Archive for the ‘OAI-PMH’ Category

XQuery and OAI

September 25, 2007

It has been a while since I wrote this post about creating an XQuery OAI-data provider. I haven’t done much work on the code since early spring, but Mike Giarlo who was also working on the code has taken it much further and has published a version of the code here. It validates, and I believe the only missing piece are resumption tokens, which may not be to hard to add in. Because Princeton uses X-Hive as their database, the code is X-Hive specific, and may not work in eXist without some modifications. I haven’t tried it with our collections yet, but hope to in the next week or two.

OAI data provider

February 7, 2007

I’ve pretty much finished writing my XQuery OAI-data provider. The process has taken longer than I expected (particularly since the original XQuery I was using was mostly complete). However, I ended up re-writing most of it, partially to insure that I had a thorough understanding of the code, and partially to add some additional features. For example I wanted to be able to provide unqualified Dublin Core records for all the metadata types we hold in the repository, with the flexibility to easily add additional types. Currently the query supports Qualified Dublin Core, MODS, and EAD records and adding additional types should be trivial.

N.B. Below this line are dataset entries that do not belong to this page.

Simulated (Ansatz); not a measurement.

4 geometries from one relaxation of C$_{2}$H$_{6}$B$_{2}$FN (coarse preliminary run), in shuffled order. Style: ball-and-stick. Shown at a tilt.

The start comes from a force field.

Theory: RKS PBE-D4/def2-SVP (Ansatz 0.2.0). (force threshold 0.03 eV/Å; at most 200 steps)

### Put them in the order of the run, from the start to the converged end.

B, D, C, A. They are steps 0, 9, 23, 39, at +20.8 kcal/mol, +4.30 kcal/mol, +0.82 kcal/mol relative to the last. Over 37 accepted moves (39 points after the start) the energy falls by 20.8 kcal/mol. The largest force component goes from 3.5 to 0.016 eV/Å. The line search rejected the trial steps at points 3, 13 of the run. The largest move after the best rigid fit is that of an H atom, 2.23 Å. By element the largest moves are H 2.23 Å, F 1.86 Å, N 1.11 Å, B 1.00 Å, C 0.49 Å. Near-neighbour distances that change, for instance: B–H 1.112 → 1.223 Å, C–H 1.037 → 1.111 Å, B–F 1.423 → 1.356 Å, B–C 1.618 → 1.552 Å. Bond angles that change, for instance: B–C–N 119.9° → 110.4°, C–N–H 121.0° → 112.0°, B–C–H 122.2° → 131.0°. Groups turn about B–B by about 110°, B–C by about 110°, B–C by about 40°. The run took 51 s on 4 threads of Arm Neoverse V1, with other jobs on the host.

Implementing the data provider is also bringing up some organizational questions. For example, how do I want to support deleted records? How about sets? For our collections I think defining sets as collection of records (rather than an item and its component parts, which is what the METS records do) makes the most sense. For deleted records I’m using the RECORDSTATUS attribute in the mets:header to “deleted” and deleting the actual content, metadata, and full text. I haven’t decided how to implement deleted records for the EAD’s yet, I think it is unlikely they will be deleted. I will probably use the revisiondesc tag, with the value of the item tag as “deleted.”

I’m also getting a little hung up on ResumptionTokens. I have simple paging in place, but have started to wonder if there might be a better method, the guidelines are little vauge on this.

Here are a few of the most helpful resource that I used while putting together the data provider.

  1. The Open Archives Initiative Protocol for Metadata Harvesting – I found this resource to be the most helpful in actual implementation, there are lots of examples.
  2. OAI Best Practices [NSDL]
  3. Open Archives Forum Online Tutorial
  4. Exposing and Harvesting Metadata Using the OAI Metadata Harvesting Protocol: A Tutorial
  5. Proai 1.0 – “Proai is a repository-neutral, Java web application supporting the Open Archives Initiative Protocol for Metadata Harvesting (OAI-PMH) version 2.0.” This may be a reasonable alternative to the XQuery that I’m working on, though I’d like to finish it anyway.

There have also been some recent discussions in my department about being an aggrigator for Vermont based digital collections, as there a several institutions who have expressed interest in collaborative projects, or who have content that would mesh really well with the Vermont centric nature of our current content. So there may be more fun with OAI in my future.